The IRS’ Tax-Exempt Backlog Is Gone? … Really?
Mark Meckler /
Forgive me for taking any statement from the public relations department of the IRS with a grain of salt.
IRS Commissioner John Koskinen says that the agency has eliminated a huge processing backlog of groups seeking tax-exempt status left over from the years it spent targeting conservative and tea party groups.
That’s more than 60,000 applications that have been processed in 15 months. It would be an impressive feat, which Koskinen attributes to a shorter application form that was rolled out last year.
The problem is, the claim isn’t true. There are several groups still awaiting an IRS ruling, including the Albuquerque Tea Party which has been waiting for over five years.
Koskinen’s spiel at the National Press Club attributed the long waiting times of some groups merely to volume and long forms, not politically motivated targeting. He said that “better training” and “better review” would ensure such alleged targeting will never happen again.
IRS employees will “let us know” when there appears to be a problem, since the agency has undergone “a re-dedication to the longstanding commitment of the IRS to be involved in tax administration, not be involved in politics.”

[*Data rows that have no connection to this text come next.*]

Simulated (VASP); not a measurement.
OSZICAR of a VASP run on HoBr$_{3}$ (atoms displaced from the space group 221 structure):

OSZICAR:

They’d be nice words, if they were true.
The IRS has continued to give individuals and groups who disagree with the liberal establishment a hard time. And in the same speech, Koskinen continued his support for regulations that would put even stricter limits on the activities of 501(c)(4) organizations.
Things are not as rosy at Koskinen’s IRS as the picture he paints. The backlog is not gone. Even worse, the backlash from a debacle now stretching into five years hasn’t been resolved. Neither has the eroded trust of the American people been restored in this corrupt agency.
It’s bad enough for an arm of the government to target its own people for disagreeing with its policies. It’s even worse for it to cover up wrongdoing and throw as many roadblocks as creatively possible in the way of those seeking the truth and justice in this scandal.
Koskinen has said the equivalent of “it’s over” too many times. We know better than to believe him.